Question

1. Derive this identity from the sum and difference formulas for cosine:

sin a sin b = (1 / 2)[cos(a – b) – cos(a + b)]


Calculation:


1.


2.


3.



Reason:


1.


2.


3.




2. Use the trigonometric subtraction formula for sine to verify this identity:


sin((π / 2) – x) = cos x


Calculation:


1.


2.


3.



Reason:


1.


2.


3.

Answer 1

See below.

Explanation:

1. (1 / 2)[cos(a – b) – cos(a + b)]

= 1/2 ( cosa cosb + sina sinb - (cosa cosb - sina sinb)

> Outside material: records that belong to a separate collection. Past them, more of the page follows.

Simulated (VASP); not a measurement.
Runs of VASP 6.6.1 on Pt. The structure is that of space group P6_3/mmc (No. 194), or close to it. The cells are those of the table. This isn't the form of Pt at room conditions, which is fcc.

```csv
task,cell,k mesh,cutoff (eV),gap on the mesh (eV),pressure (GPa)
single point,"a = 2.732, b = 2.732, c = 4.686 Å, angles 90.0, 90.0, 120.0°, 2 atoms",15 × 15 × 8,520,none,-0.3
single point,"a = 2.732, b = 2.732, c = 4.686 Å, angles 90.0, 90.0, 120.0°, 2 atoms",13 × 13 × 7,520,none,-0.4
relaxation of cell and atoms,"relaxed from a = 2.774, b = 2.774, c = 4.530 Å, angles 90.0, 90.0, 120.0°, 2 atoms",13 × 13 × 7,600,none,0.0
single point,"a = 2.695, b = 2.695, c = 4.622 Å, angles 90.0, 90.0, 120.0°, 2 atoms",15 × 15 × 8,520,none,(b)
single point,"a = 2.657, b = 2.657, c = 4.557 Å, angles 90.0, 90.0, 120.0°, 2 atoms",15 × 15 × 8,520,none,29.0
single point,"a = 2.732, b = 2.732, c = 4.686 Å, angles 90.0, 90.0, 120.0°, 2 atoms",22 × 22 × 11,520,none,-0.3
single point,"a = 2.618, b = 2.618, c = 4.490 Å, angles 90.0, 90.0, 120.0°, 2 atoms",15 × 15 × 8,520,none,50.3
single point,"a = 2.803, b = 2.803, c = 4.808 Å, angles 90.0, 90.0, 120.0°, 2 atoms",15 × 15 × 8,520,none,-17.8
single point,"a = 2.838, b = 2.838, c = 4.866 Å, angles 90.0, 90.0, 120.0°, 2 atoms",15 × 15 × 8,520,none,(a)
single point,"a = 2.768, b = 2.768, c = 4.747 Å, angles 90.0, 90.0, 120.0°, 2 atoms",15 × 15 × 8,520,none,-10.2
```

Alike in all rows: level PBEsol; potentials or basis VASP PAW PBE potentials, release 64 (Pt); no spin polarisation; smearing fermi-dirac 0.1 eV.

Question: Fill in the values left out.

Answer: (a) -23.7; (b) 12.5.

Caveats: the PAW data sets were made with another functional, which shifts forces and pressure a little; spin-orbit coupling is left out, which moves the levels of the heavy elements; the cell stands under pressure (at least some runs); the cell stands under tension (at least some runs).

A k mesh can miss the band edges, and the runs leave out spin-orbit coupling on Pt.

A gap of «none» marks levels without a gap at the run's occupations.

= 1/2 ( cosa cosb - cosa cos b + sina sinb + sina sinb)

= 1/2 ( 2 sina sinb)

= sina sinb.

(I used the 2 identities cos(a - b) = cosa cosb + sina sinb) and

cos (a + b) = cosa cosb - sina sinb.)

2. sin (π/2 - x) = sin (π/2) cos x - cos(π/2) sin x

= 1 * cos x - 0 * sinx

= cosx - 0

= cos x.

(I used the identity sin(a - b) = sina cosb - cosa sinb

and the fact that sin(π/2) = 1 and cos (π/2) = 0. )

Answer 2

1. sin a sin b = (1 / 2)[cos(a – b) – cos(a + b)]

Calculation:

Taking L.H.S. of above equation

(1 / 2)[cos(a – b) – cos(a + b)]

= (1 / 2) [ (cos a cos b + sin a sin b) - (cos a cos b - sin a sin b)]

{∵ cos(a – b) = cos a cos b + sin a sin b & cos(a + b) = cos a cos b - sin a sin b}

= (1 / 2) [ cos a cos b + sin a sin b - cos a cos b + sin a sin b]

= (1 / 2) [2 sin a sin b]

= sin a sin b

2. sin((π / 2) – x) = cos x

Calculation:

sin((π / 2) – x) = sin (π / 2) cos x - cos (π / 2) sin x

{∵sin(a - b) = sin a cos b - cos b sin a

& sin (π / 2) = 1 & cos (π / 2) = 0}

= 1 × cos x - 0 × sin x

= cos x